A drop in the world price is not likely; on the contrary, OPEC will probably raise prices another 12% this week at a meeting in Vienna. But Britain is taking steps to secure all the supplies it can, fast. Earlier this year, the government said it would set up the British National Oil Corp. to compete with private companies in exploration, production and refining. Presumably, it will move into marginal fields now avoided as uneconomic by private companies. Currently, anything smaller than 100,000-bbl.-per-day production capacity is regarded by most companies as not worth their commercial effort.
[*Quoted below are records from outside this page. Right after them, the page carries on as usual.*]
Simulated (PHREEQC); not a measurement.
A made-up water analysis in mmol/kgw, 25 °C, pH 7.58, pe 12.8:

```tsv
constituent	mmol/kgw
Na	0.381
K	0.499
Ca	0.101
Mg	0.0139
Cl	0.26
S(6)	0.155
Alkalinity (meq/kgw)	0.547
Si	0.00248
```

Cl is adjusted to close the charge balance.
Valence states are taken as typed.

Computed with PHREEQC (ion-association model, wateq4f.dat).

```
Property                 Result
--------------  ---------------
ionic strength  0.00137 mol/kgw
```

Britain has also proposed buying a 51% government interest, or "participation," in private companies' ventures in the North Sea. Supposedly, this would eventually steer half the oil revenues and profits to the nation's treasury. But oilmen, and even a few government officials, see little point to participation. Britain can get its proper share of the spoils through tax and conservation laws already on the books, or headed for passage, without buying control.

Norway's policy has been to tap its oil wealth slowly, so as not to bring in gushers of money all at once and disrupt the economy. Unlike Britain, though, Norway has firmly made up its mind as to what role the government should play. Through Statoil, the state oil company, Norway controls most of its oil industry. It buys up to 75% interests in production ventures; Statoil and Mobil along with other oil companies are partners in Statfjord, Norway's biggest oilfield yet (3 billion bbl. in reserves). Headed by Arve Johnsen, a 41-year-old economist and lawyer, Statoil aims to become a fully integrated company, exploring, drilling, producing and refining oil. It already owns participation rights in 38 exploration areas, or "blocks," off Norway's coast.

Newer Frontier. There is little doubt among oilmen now that the North Sea will pay off for its biggest gamblers, although just how much remains to be seen. For whatever oil it has left over for export, Britain should find a ready market in Western Europe; about one-fifth of Europe's energy may eventually come from the North Sea. Norway is already feeling pressure to speed up development from industrialists eager to spur the economy, and it probably will do so in the chillier, deeper and more treacherous waters above the 62nd parallel where even richer oil deposits may lie. Already there is preliminary exploration activity far from the North Sea—running off the Irish coast, even north into Greenland. Still a frontier itself, the North Sea is already serving as a steppingstone to another.